1st Time Unemployment Claims Hit Near 50-Year Low

 By Mark Lieberman

Managing Director and Senior Economist

Highlights

  • There were 210,000 1st time claims for unemployment insurance for the week ended February 24 a DECREASE of 10,000 from the prior week;
  • The number of initial claims for the week ended February 17 was REVISED DOWN 2,000 to 220,000
  • The four-week moving average of first time claims FELL 5,000 to 220,500;
  • Four week moving average represented 0.143 percent of employment, DOWN from 0.146 percent one week earlier;
  • The number of continued claims –individuals who have been collecting unemployment insurance — reported on a one-week lag, for the week ended February 17 was 1,931,000, UP 57,000 from the previous week’s DOWNWARDLY REVISED 1,874,000;
  • The four-week moving average of continuing claims DECLINED 6,250 to 1,920,000;

Data Source: Department of Labor

Trends:

  • The number of initial claims for unemployment insurance dropped to its lowest level since the week ended December 6, 1969 (202,000);
  • The four-week moving average of 1st time claims fell to its lowest level since the period ended December 27, 1969 (219,750);
  • From mid-January to mid-February, initial claims rose 4,000 but the four-week moving average of initial claims fell 18,000;
  • Continued claims have declined 9,000 mid-month to mid-month while the four-week moving average of ongoing claims dropped 750.

 

Image result for unemployment insurance claims

The drop in initial claims from mid-January to mid-February reflects fewer layoffs as employers are reluctant to reduce staffing even with a pool of workers available. Whether this is because of a skills mismatch or fears of an impending cyclical change in the economy is difficult to determine.

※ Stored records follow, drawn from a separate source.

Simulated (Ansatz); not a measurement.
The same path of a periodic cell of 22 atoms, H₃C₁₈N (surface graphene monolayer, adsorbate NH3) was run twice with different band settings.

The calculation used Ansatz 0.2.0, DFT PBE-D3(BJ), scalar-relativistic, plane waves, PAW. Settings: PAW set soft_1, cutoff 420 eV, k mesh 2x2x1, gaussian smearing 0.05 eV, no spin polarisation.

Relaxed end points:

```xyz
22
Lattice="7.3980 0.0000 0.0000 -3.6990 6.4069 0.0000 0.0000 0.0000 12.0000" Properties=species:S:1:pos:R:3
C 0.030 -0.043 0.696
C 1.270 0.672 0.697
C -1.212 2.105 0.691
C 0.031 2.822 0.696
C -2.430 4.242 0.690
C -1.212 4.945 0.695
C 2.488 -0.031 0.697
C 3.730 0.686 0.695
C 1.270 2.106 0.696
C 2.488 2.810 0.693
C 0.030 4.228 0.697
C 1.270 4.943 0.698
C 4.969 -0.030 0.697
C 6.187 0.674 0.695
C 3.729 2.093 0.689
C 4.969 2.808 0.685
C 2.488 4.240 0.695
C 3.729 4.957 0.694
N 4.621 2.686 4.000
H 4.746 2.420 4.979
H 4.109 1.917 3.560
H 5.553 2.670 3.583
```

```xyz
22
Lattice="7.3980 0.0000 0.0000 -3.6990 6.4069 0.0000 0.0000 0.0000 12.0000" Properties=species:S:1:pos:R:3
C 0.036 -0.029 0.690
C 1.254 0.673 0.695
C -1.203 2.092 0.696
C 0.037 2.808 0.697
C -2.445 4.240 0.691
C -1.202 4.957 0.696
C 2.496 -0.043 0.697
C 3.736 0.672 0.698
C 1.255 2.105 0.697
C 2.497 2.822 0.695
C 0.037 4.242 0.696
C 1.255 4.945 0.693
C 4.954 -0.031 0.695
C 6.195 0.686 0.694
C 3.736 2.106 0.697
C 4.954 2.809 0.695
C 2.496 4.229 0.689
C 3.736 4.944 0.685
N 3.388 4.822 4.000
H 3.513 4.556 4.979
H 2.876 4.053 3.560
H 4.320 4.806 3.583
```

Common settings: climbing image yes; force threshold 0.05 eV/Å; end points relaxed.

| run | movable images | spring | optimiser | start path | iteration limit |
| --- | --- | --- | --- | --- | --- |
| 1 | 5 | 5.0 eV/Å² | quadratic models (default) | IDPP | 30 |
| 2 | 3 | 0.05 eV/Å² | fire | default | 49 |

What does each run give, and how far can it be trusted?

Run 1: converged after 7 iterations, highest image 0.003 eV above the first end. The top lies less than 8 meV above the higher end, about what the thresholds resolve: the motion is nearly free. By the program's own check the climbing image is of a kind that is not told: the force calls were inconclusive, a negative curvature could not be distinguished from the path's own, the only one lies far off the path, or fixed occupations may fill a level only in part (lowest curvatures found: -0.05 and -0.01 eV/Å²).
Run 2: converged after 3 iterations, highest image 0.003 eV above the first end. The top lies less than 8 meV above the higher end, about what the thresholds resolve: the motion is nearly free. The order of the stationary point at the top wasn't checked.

Of course, one other explanation for the drop in first-time claims could be the Presidents’ Day holiday when offices which would process claims filed by phone or online were closed.

Last month’s Bureau of Labor Statistics Employment Situation report showed a drop in the average workweek to 34.3 hours, the lowest since last March. The drop in weekly hours was one of the few blemishes in the BLS report for January.